Retraining Employees
The workforce is changing, the skills required are changing, automation is eliminating jobs, and there is a shortage of knowledge workers across industries. We’ve all seen these headlines and many more that discuss how technology is reshaping today’s workforce. And a trend coming to the forefront is retraining employees to handle new roles.
It’s harder than ever to predict where a company is going to be in five years. Many of the roles companies will need to fill don’t exist yet. The pace of change is too fast for companies, governments, or other organizations to predict and support. In the past, CEOs might look to other companies to fill gaps in their workforce. But as some skill sets become harder to find, looking externally can take a long time and the chances of getting the right person for your culture are fifty-fifty at best.
The most recent PwC Talent Trends report notes that 80% of CEOs are concerned their employees’ do not have the correct skills to power company growth. “With the right skills in scarce supply, CEOs must find cost-effective ways of sourcing what they need. Previous surveys have shown CEOs exploring the idea of hiring people from other sectors — particularly from industries that are further along the innovation journey — and making use of ‘gig economy’ workers when appropriate. This year’s survey sees a shift. CEOs are now focussed on reskilling and upskilling their existing workforce.”

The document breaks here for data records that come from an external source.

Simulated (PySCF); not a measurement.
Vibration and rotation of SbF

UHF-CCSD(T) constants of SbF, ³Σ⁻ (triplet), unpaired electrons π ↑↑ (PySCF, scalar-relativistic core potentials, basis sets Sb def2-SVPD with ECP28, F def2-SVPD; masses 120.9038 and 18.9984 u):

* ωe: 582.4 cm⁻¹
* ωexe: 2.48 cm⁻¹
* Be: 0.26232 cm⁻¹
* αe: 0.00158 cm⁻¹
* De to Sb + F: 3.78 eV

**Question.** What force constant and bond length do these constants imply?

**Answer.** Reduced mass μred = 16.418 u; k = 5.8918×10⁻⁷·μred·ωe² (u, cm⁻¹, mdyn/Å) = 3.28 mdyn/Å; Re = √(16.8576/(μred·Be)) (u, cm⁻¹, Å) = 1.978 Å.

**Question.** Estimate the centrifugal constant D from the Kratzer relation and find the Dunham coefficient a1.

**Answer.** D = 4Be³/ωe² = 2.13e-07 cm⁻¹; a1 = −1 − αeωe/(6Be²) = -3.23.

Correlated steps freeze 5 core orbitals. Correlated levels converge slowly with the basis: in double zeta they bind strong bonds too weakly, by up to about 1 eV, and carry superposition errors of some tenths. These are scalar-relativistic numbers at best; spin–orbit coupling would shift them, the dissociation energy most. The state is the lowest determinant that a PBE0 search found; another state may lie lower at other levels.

According to the World Economic Forum, 95% of employees who will be displaced over the next decade could be retrained at an average cost of $24,000 per person. If that seems like a high number, consider the other option, which includes severance, search, training, and related costs. And those costs don’t account for the institutional knowledge and culture impact of turning over part of your workforce.
PwC also found that employees are open to retraining if it is offered by their employer. Many of the skills can be learned and much of today’s workforce realizes the need for continuous learning. In addition to the ‘hard skills’, the C-suite should also consider the soft skills that employees have as they consider who would be a good candidate for specific roles. The World Economic Forum notes that 35% of today’s essential skills will change in the next five years, but the soft skills are here to stay.
According to the PwC study, Preparing for tomorrow’s workforce, today, “businesses also see the nurturing of human skills, particularly leadership, creativity, empathy and curiosity, as essential if they are to take advantage of the potential benefits of new technologies. As a result, although purely functional skills related to automation and AI are often essential for business growth, they are not enough; they won’t suffice without these more ‘high-touch’ managerial and people-oriented capabilities.”
While retraining employees is a cost effective option that employees are embracing, it is still a difficult path to navigate. To that end, PwC offers five recommendations for CEOs:
- People-related analytics must improve. CEOs are desperate for data on the views and needs of their people. The quality and comprehensiveness of data about employee activity is a long-running problem that urgently must be addressed.
- Business leaders need to be much clearer about their reskilling strategy and what that really means for their workforce. Clichéd generalisations about the importance of reskilling will be quickly exposed. Workers expect honest answers about their future.
- The external narrative will be equally important. Business leaders need to clearly explain to their external constituents how they will balance the right level of productivity with the need to build trust with society over the longer term.
- Reskilling is only part of the story. It’s more important than ever that organisations create a workplace where people want, and not just need, to work each day.
- A changing workplace needs a new approach to workplace management. The way in which people are measured, incentivised and rewarded will have to change. Investment in workforce transformation is more likely to pay dividends if it inspires, rather than demands, the right behaviours.
Technology is not going to slow down, and retraining employees is going to be an ongoing challenge. The state of California just launched a commission on the future of work, AT&T has invested more than $250 million on education and professional development programs, Cognizant received a nine figure grant to support workers and students in upskilling, and Amazon has publicly announced they will retrain 100,000 employees over the next six years at a cost of $700 million.